ArduPilot SOARING feature Development

Hi Development Team,

The soaring feature is not just for Gliders, it has an amazing potential for extending the range and flight time of all types of electric aircraft !!! Unfortunately, it does not seem to get the attention it deserves, for a couple reasons.

  1. Many users are just not aware of the feature.
  2. The feature does not soar in thermals correctly.

I have been flying RC gliders for many years, and could tell anyone willing to further develop the soaring feature how to make this feature work much much better. Most of the difficult programming work has already been done, and with some modifications it could easily be made to many times better. If anyone is interested, let me know and I will give you full details of how to make it find and stay in thermals much better than it does now.



Hi Mike, what would you say would be the changes to be implemented?
I’m thoroughly testing SOAR improvements, not currently published, and imho we’re already at excellent levels.


1 Like


Can you not publically share your thoughts? We would love the hear them.

BTW, Have you seen the work done by the Microsoft team using a fork of Ardupilot? That may make it into Master at some point. Soaring/Gliding for Planes (the OP of that thread is behind the current soaring code I believe). That linked paper blew my mind a bit. I never realized there was so much behind thermalling.

I will be happy to put my observations into the public forum, I just wanted to make sure that someone was actually still interested in developing this and that I would not be posting information that no one would use. I will have to make up some graphics in order to post about finding and tracking thermals, so I will post that later.

My first suggestion is to remove the ridiculously low altitude gain limitation of 1000 meters of the SOAR feature. No sailplane pilot flys cross country at those altitudes, even local flights that stay within gliding distance of the airfield achieve altitude gains much higher than this. Cross country sailplane pilots routinely see altitude gains of 4000 meters even when flying over flat terrain. In mountainous areas, altitude gains of 6000 meters or more are used. Why needlessly limit the capabilities of this feature ??? The best solution would be to set a low default altitude gain as you do now, and let each pilot set this value as needed depending on his location, and terrain.

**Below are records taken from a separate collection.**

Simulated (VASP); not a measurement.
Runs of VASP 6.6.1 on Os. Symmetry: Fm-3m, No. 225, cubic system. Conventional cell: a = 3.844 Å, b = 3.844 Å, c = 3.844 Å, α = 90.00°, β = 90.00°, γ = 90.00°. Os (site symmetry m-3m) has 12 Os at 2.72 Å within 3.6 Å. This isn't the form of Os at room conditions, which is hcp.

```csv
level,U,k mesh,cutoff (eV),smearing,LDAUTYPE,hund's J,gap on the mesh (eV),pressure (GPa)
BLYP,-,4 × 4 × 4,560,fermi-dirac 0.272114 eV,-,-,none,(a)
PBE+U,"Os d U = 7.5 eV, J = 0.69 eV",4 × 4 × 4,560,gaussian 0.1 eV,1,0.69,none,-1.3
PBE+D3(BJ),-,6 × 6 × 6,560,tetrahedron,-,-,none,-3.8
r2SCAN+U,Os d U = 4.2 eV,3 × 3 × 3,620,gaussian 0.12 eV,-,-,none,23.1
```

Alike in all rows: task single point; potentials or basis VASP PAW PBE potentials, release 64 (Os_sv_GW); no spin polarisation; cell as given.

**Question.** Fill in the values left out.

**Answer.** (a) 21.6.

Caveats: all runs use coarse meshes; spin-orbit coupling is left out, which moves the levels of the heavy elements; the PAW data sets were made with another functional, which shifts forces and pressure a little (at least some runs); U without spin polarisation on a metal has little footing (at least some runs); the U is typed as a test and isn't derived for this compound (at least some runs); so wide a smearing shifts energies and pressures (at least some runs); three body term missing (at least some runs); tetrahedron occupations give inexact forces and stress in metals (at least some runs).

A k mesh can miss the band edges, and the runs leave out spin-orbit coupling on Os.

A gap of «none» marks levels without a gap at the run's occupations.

Suggestions are always welcomed and there is certainly room for improvement.

The specific example of the maximum altitude is actually not a good one. It’s implemented as a float so setting a large altitude should work fine - have you tried this?

The metadata for the parameter does indicate 0 - 1000m as the expected range. I think this will cover 99% of users’ needs, but again it’s not a hard limit.

1 Like

Hi Samuel,

Thank you for the explanation. I did not realize the program would let me go outside the recommended range. Solving this issue allowed me to let the Auto Soar run for quite a long time and give it every opportunity to find thermals and attempt to use them. I did testing in very good conditions and the system detected thermals and went into LOIT mode exactly like it should have, but once it detected lift, it kind of circled around, but not staying in or tracking strong thermals effectively. It would consistently lose very strong soarable thermals. I think the program is just taking the wrong approach. This is not that difficult, and once using the correct method, Ardupilot should be able to outperform me and most other humans in tracking and using thermals for altitude gain . I will draw up some diagrams to show you my suggestion.

Thermals move with wind, so soaring should NOT try to use GPS to thermal over a particular area where a thermal is first found. See the attached pictures, this is a successful thermal climb in a typical 10 - 15 mph wind. I just circled in the same thermal at a constant 45 degree bank angle and stayed in the thermal as it was blown downwind.

THERMAL DETECTION: The thermal detection works very well as is, with users being able to set the amount of lift for their particular plane and soaring conditions. Due to laws of probability, the plane will most often enter on the edge of a thermal. The plane will typically try to bank AWAY from the thermal due to uneven lift gradient. Is it possible for ArduPilot to use this information in deciding which direction to make its initial turn ???

THERMAL ENTRY: Once a thermal is detected, it is VITAL that the plane turn into the thermal IMMEDIATELY.

  1. A full 45 degree bank ( or whatever bank angle the user has chosen for his plane ) should be entered immediately at the maximum roll rate the plane is capable of. Most thermals are not huge in diameter, and any delay or slowness in establishing bank can result in the plane flying though, then past the thermal and missing it.

  2. The plane should also immediately establish its programmed soaring PITCH angle in the thermal. Do NOT try to chase airspeed, as it will vary in turbulence, and more importantly, pitching up and down to chase airspeed will make measurement of lift or sink virtually impossible.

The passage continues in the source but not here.